Adaptive Proof of Work for Socket Connection Establishment

erik aronesty
2 min readJul 30, 2021

When developing an enterprise-scale server cluster, one source of potential failure is the high cost of connection establishment:

For example:

  • TLS Connection Negotiation is expensive
  • TLS Connection Negotiation can be made significantly more expensive for the server, if the attacker chooses to
    — Repeatedly renegotiate
    — Repeatedly connect

Many custom websocket implementations, layered on top of SSL, are even more expensive:

  • Authentication token verification
  • Payload verification

These combined expenses for the server can lead to a 100-fold cost for the server compared to the client.

A trivial solution to this problem is a required “proof of work” at connection establishment.

  • The server calculates the number of inbound connections per second it is receiving
  • As this number grows larger, the server increases the proof-of-work requirements for successful connections
  • Proof of work is is verified before handshakes, auth token verifications and other expensive operations

A simple atomic counter with the total number of currently negotiating connections is used to compute the POW required per connection — adjusting in response to demand. Other adaptive mechanisms can be used, such as load average, for higher level connection negotiation schemes.

The net effect of this is that an attacker causes it to be more expensive for clients to connect — including himself. This spreads resource consumption around all connected clients, leaving the servers no longer vulnerable.

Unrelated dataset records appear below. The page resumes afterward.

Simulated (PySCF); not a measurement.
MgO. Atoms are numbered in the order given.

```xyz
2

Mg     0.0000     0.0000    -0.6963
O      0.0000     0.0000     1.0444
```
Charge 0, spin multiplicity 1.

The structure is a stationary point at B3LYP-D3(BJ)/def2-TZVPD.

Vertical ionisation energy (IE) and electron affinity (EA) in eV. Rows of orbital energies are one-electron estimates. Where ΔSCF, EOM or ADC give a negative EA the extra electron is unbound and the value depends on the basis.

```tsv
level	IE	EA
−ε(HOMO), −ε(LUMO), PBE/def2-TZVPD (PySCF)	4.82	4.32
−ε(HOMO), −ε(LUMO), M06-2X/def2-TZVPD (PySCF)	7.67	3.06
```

A comparison of SSL handshakes with embedded, adaptive proof of work during a DDOS attack vs handshakes without:

  • 1000 legitimate clients, 10k connections per second from an attacker with a large pool of IP addresses causes performance degradation on the server, all connections and services begin failing.
  • With SSL-APOW, 1000 legitimate clients, APOW responded within 0.01 seconds, attempted 10k connections per second from the attacker caused no performance degradation on connected clients. New clients saw a 0.25 second connection POW latency expense.

--

--